When many executives, Marketing Directors, and small business owners ask for web analytics data, they’re usually asking about where traffic, leads and sales come from. Most non-analysts don’t understand the possibilities and potential with web analytics, but knowing the sources where web business originates is a crucial first piece in understanding website performance. Finding that data is as simple as opening an “all traffic” report in your web analytics tool.
What The All Traffic Report Tells You
I’ve poked through hundreds of Google Analytics accounts owned by businesses large and small, and each time I open a new account I always start with a quick overview of the business’ All Traffic report. Along with understanding how much traffic a website is earning, driving, and paying for, the report usually tells me one of three things:
1. This company has diversified their digital marketing investments and likely has a healthy web presence.
2. This company is over-reliant on a particular channel or tactic and is in danger of being crushed by their competitors, a search engine, or other market forces.
3. This company’s analytics implementation appears to be broken and it’s unlikely that they’re making data-driven marketing decisions.
Knowing that the company’s web presence falls into one of these three buckets is great intel into continuing a high-level marketing discussion. When you venture into a discussion with a client about their traffic, the inevitable burning question will surface:
“What should my traffic breakdown look like?”

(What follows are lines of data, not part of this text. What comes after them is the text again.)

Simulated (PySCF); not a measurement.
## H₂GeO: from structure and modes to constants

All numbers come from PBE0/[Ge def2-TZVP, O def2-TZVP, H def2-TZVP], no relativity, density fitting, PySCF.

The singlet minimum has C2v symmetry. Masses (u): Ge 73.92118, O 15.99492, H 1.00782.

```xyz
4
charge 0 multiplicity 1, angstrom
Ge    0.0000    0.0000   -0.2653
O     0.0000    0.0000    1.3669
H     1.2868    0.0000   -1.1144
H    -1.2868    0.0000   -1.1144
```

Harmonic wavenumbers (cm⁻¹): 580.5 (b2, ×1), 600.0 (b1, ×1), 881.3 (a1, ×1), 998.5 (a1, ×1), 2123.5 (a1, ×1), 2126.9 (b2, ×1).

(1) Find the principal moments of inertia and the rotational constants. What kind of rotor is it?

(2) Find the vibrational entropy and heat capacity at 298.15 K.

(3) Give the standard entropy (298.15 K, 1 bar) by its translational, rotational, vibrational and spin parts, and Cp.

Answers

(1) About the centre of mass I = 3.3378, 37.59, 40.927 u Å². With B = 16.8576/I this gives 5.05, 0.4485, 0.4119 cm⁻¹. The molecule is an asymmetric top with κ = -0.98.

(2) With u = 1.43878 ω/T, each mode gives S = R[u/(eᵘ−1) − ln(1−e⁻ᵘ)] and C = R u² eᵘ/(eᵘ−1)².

Unfortunately, as with most analytics answers, there’s no one-size-fits-all response without a strong understanding of the business, the market and the customer. Ultimately, you want to be where your customers are, and that should dictate the channels you invest in and therefore the traffic you drive to your website. If your customers are not on Instagram, then it probably isn’t helpful that 8% of your visitors come from Instagram.
To find your All Traffic report in Google Analytics, go to: Acquisition > All Traffic > Channels
(Rough) Traffic Rules
A business with a mature web presence should generally follow the traffic rules I’m proposing below. New websites, especially aggressive “growth-hacking” startups, will likely have a very different traffic breakdown. For instance, some startups pursue an aggressive social advertising and guest blog strategy, which would influence Referral traffic and Other traffic significantly. A 100-year-old brand in industrial manufacturing who hasn’t marketed on the web may have significant Direct traffic due to brand recognition, but little Search traffic and Referral traffic. Here are my “traffic rules” for a brand with a mature web presence:
< 50% of traffic from search engines. In Google Analytics, add the percentages in the rows for Organic Search & Paid Search. If the majority of your website’s traffic comes from search engines, then you’re at the whim of search engines indexes and/or paying for too much of your traffic. A change to rankings or SERPS could deal a major blow to your site. A CFO decision to cut advertising spend could do the same.
< 30% Referral traffic. It’s great to get free traffic from other websites, but that traffic doesn’t always last, especially if it’s from fast, fleeting content on blogs, news sites and publications. It’s worrying if there’s a lot of referral traffic from social platforms, un-tagged promo campaigns, and bots. Ultimately, you don’t own the sites that send you traffic – you’ll get it for as long as they send it your way.
< 20% Direct. If Direct traffic drives more than 20% of your website’s traffic, you either have analytics implementation problems that need addressing, or you have significant brand awareness and a humble web presence.
<10% Social. If a significant proportion of your web traffic comes from non-paid social media channels, you’re playing on rented land. Social platforms come and go and reach can change depending on the given platform’s algorithms.
< 10% Display. Display traffic includes any Google AdWords Display traffic, including Remarketing campaigns. If over 10% of your traffic comes from Display, you may be recklessly throwing dollars at brand-building efforts or serving up ads to past website visitors too frequently (or both).
< 10% Other. “Other” traffic includes Campaigns you’re running outside of Paid Search and Display. This should include any social ad campaigns (i.e. Facebook Ads, Twitter Ads) and non-AdWords display ad campaigns. Social PPC is revolutionizing advertising due to targeting capabilities, but with refined targeting your traffic numbers should be low and your conversion rates high. If your traffic is heavy on social PPC, you may have poor targeting parameters set up in your campaigns.
<10% Email. If you’re too reliant on email, you may be over-investing in the “promotion” side of marketing. If you’re driving significant email traffic, you’re missing out on driving new users, new sign-ups and new demand for your products/services.
What Should A “Balanced” Pie Look like?
Balanced pies are hard to find in the wild. They require investment in a wide variety of digital marketing activities, including SEO, PPC, Email Marketing, Social Advertising, Blogging, PR, Outreach, and more.
Of course, you’re not optimizing for a balanced pie, you’re optimizing for a healthy, risk-averse traffic profile that can bring you business over the long-term. As social networks come and go, search engine algorithms change, market forces shift, you want to be the marketer who has diversified her traffic profile, not the one who’s jeopardized the web presence of your employer. There is no one-pie that best typifies what a balanced traffic mix should look like.